Modleing systematic error issue in STAN

Hello,
I have a variable/feature measured which has a systematic error. I want to model its systematic error and estimate/predict true measurement. I modled as below but I am not sure if it is correct. I wonder if I need y here and whether y or x_meas are estimated true measurements.
I also tried to get loo (fit) but got an error regarding log-lik. Here is my code:




stan_code <- "
data {
  int<lower=0> N;         // number of observations
  real x_meas[N];         // measurements of x
  real<lower=0> tau;      // measurement noise (standard deviation)
  real y[N];              // observed outcomes
}

parameters {
  real x[N];              // unknown true values of x
  real mu_x;              // prior location parameter for x
  real<lower=0> sigma_x;  // prior scale parameter for x
  real alpha;             // intercept for model y
  real<lower=0> sigma;    // standard deviation of residuals
}

model {
  // Priors
  mu_x ~ normal(0, 10);   // prior for mu_x
  sigma_x ~ normal(0, 10); // prior for sigma_x
  
  // Prior for x
  x ~ normal(mu_x, sigma_x);
  
  // Measurement model
  x_meas ~ normal(x, tau);
  
  // Model for y
  y ~ normal(alpha, sigma);
}

generated quantities {
  real log_lik_x_meas[N];
  real log_lik_y[N];
  real log_prior = normal_lpdf(mu_x | 0, 10) + normal_lpdf(sigma_x | 0, 10);
  real x_pred[N];
  real y_pred[N];
  
  for (n in 1:N) {
    // Log-likelihood for measurement model
    log_lik_x_meas[n] = normal_lpdf(x_meas[n] | x[n], tau);
    
    // Log-likelihood for y model
    log_lik_y[n] = normal_lpdf(y[n] | alpha, sigma);
    
    // Predictive distribution for x
    x_pred[n] = normal_rng(mu_x, sigma_x);
    // Predictive distribution for y
    y_pred[n] = normal_rng(alpha, sigma);
  }
}
"
y <- d$hb
n <- length(x_meas)
x_meas<-x_meas 


tau <- 0.7                  # example measurement noise

# Data to be passed to the Stan model

stan_data <- list(N = n, x_meas = x_meas,tau = tau,
                  y=y)

fit <- stan(file = "custom_model.stan", data = stan_data, iter = 100000, chains = 6,init=0, 
            control = list(adapt_delta = 0.99, max_treedepth = 15),cores=future::availableCores())

Do I need y variable here as I only model the systematic error?

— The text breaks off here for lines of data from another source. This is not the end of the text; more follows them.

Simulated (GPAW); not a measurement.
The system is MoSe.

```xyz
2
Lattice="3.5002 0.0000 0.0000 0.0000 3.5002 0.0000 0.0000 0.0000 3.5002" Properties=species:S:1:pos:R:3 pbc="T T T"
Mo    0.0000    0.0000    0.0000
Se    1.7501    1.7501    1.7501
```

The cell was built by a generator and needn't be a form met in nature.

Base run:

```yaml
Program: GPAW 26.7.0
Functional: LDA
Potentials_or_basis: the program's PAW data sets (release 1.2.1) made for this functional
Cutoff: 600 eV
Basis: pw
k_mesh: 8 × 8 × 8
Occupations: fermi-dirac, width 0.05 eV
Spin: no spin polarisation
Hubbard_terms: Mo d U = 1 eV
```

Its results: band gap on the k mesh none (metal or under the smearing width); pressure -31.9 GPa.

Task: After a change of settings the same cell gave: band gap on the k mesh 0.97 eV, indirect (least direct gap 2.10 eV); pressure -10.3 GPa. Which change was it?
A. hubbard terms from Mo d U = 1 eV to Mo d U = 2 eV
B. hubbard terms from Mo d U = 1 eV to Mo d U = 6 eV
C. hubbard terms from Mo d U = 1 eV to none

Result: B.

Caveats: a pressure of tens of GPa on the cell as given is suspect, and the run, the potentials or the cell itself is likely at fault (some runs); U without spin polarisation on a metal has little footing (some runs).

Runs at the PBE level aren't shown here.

What you’re doing is correct, but not really useful because the models for x and y are entirely separate right now. That is, you could drop everything containing y and still get the same results for x. Hence, the true values for x are entirely informed by the measured values (and to some extent by the prior).

If you can specify the relation between y and the true values for x (see the docs for an example), then the estimates for the true values of x will be driven both by the measured values of x and by the association with the observed outcomes y. This works even better if you are also able to include the relationship between the mismeasured x and other features.

The problem with the likelihood may solve itself this way, but the full error message would surely help to say more.

1 Like

@mippeqf thank you for your input. Indeed, I want to estimate the true x value independent of y based on prior and observed values.
For example, we measure blood hemoglobin in different laboratories and there are measurement errors in some laboratories. Independent of the laboratory site, we want to estimate the measurement error. For tau, I considered a prior value less than the observed variance and do not have an informative prior of true x. This syntax reduced variance without shifting the mean which is what we would expect. This is a graph from the above syntax on an example.
measured_xVS.True_x
Thanks for your feedback.

@mippeqf I used the below model for the above figure.

stan_code <- "
data {
  int<lower=0> N;         // number of observations
  real x_meas[N];         // measurements of x
  real<lower=0> tau;      // measurement noise (standard deviation)
  
}

parameters {
  real x[N];              // unknown true values of x
  real mu_x;              // prior location parameter for x
  real<lower=0> sigma_x;  // prior scale parameter for x
 
}

model {
  // Priors
  mu_x ~ normal(0, 10);   // prior for mu_x
  sigma_x ~ normal(0, 10); // prior for sigma_x
  
  // Prior for x
  x ~ normal(mu_x, sigma_x);
  
  // Measurement model
  x_meas ~ normal(x, tau);
  
 
}

generated quantities {

  

   real log_lik_x_meas[N];
 
  real log_prior = normal_lpdf(mu_x | 0, 10) + normal_lpdf(sigma_x | 0, 10);
  real x_pred[N];
  
  
  for (n in 1:N) {
    // Log-likelihood for measurement model
     log_lik_x_meas[n] = normal_lpdf(x_meas[n] | x[n], tau);
   
    
    // Predictive distribution for x
    x_pred[n] = normal_rng(mu_x, sigma_x);
    
  }
}
"

Thanks for the context, that makes it easier to think about. If you’re sure that there are no persistent level shifts (ie that one lab always has estimates that are too high or too low), then your approach is certainly the best way to go about it. “Modelling away” the measurement noise will reduce the variance of the true underlying values, but you should be cautious with the statistical validity if this is about reaching some significance threshold.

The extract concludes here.